Changing Federal Strategies for Supporting Educational Research, Development, and Statistics - September 1998
Overall, the 1960s were a prosperous period for both science and social science research.(27) Federal funding for science research rose from $1.9 billion in FY 1960 to $4.6 billion in FY 1969. Federal funds for social science research grew even more rapidly from $34.8 million in FY 1960 to $217.8 million in FY 1969.(28) And increasingly policy makers looked to the social sciences for assistance in coping with social problems such as eliminating poverty and preventing urban riots.(29)
In the late 1950s and early 1960s the National Science Foundation (NSF) became increasingly involved in the development of classroom curricula. NSF's first effort in this area was the widely acclaimed high school Physical Sciences Study Committee (PSSC) Physics. The agency then funded a high school anthropology curriculum, Man: A Course of Study (MACOS), a curriculum which became extremely controversial in the early 1970s.(30)
The quality of research in most of the other social sciences improved in the late 1950s and early 1960s, but work in education seemed to lag behind. Although some useful studies had been done, educational research was widely criticized as exploratory, technically unsophisticated, irrelevant to teachers and schools, and inaccessible to the public and policymakers.(31)
Small but important steps were taken in the early 1960s to expand and improve research and statistics at the Office of Education. Funding for the Cooperative Research Program reached $11.5 million in FY 1964.(32) And $5 million of from the National Defense Education Act (NDEA) was targeted for research on the educational uses of television, motion pictures, and printed materials.(33) Yet Professor Francis Chase, who had assessed the Office of Research in the 1950s, continued to be highly critical of the agency in the early 1960s.(34)
Responding to the frequent criticisms of the fragmentation and ineffectiveness of existing educational research and development efforts, the Office of Education established two Research and Development Centers in FY 1964 and announced plans for another three the following year. The agency allocated nearly $1 million for the two R&D centers for FY 1964. The centers were "designed to concentrate resources on a particular problem area in education over an extended period of time. These centers require the services of a permanent core of professional staff members supplemented by the efforts of practicing educators for 5 to 10 years."(35)

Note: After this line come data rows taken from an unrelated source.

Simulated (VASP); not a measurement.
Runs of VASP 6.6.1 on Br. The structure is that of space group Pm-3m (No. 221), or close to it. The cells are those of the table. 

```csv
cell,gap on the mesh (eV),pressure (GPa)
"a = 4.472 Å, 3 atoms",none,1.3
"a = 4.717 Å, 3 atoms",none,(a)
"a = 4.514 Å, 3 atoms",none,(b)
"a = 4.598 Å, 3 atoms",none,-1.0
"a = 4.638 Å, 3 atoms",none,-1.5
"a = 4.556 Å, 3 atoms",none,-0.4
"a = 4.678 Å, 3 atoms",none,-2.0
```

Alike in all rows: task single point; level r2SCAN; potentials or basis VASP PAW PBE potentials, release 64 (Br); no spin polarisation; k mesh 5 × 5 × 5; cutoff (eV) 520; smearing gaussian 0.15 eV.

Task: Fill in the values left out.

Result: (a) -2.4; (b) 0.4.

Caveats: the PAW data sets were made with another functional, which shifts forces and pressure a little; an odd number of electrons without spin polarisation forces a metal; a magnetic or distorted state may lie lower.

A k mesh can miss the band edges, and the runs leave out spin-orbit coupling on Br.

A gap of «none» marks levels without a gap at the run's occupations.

Following the election of Lyndon Johnson in 1964, several presidential task forces were created to investigate and improve the federal government. John Gardner chaired the influential task force on education, which made recommendations on many different topics.(36) The Gardner Task Force acknowledged the centrality of research and development for improving education, but saw current federal involvement in these activities as woefully inadequate and short-sighted:
Instead of being content with expanding cooperative research projects or even with increasing the number of new research and development (R&D) centers, the Gardner Task Force, drawing upon the experiences of the sciences, called for the establishment of national laboratories:
While applauding basic research, the Gardner Task Force stressed the need for more rigorous, long-term development of educational curricula and practices. They expected the laboratories to forge close links with schools, state departments of education, research universities and, n some cases, even industries. Laboratories were also expected to have experimental schools attached to them and they were to "bring scholars and teachers into a working team."(39)
The recommendations of the Gardner Task Force on research and development were incorporated the following year into Title IV of the Elementary and Secondary Education Act (ESEA) of 1965.(40) With the passage and funding of ESEA, the Office of Education was transformed from a rather small federal agency to one of the largest. Appropriations for the Office of Education soared from less than half a billion dollars in FY 1960 to $1.5 billion for FY 1965. By FY 1967 they had risen to $3.9 billion, a nearly eight-fold increase in 8 years. Most of these funds, however, went for services for at-risk children rather than for research and development.(41)
As the Office of Education grew, the research and demonstration functions of the agency expanded as well. The size of the research budget mushroomed from $3 million in FY 1960 to nearly $100 million in FY 1967 (approximately $40 million of which was for laboratory operations and construction as well as for support of the R&D centers).(42) Overall, the statistical and research functions of the Office of Education grew so rapidly that it was difficult to keep track of the various new initiatives and to coordinate them into a coherent plan for educational development.
As part of the Office of Education's reorganization in 1965, the National Center for Educational Statistics (NCES) was created as a staff unit within the larger agency. Congress welcomed the creation of NCES, but it criticized the ability of the agency to process statistical data - especially due to the lack of adequate in-house computing facilities.(43) At the end of the decade NCES created the National Assessment of Educational Progress (NAEP) to evaluate the academic achievements of students in the 4th, 8th, and 12th grades.(44) Yet overall, data collection and dissemination of statistical information were de-emphasized in the 1960s while research and development activities flourished.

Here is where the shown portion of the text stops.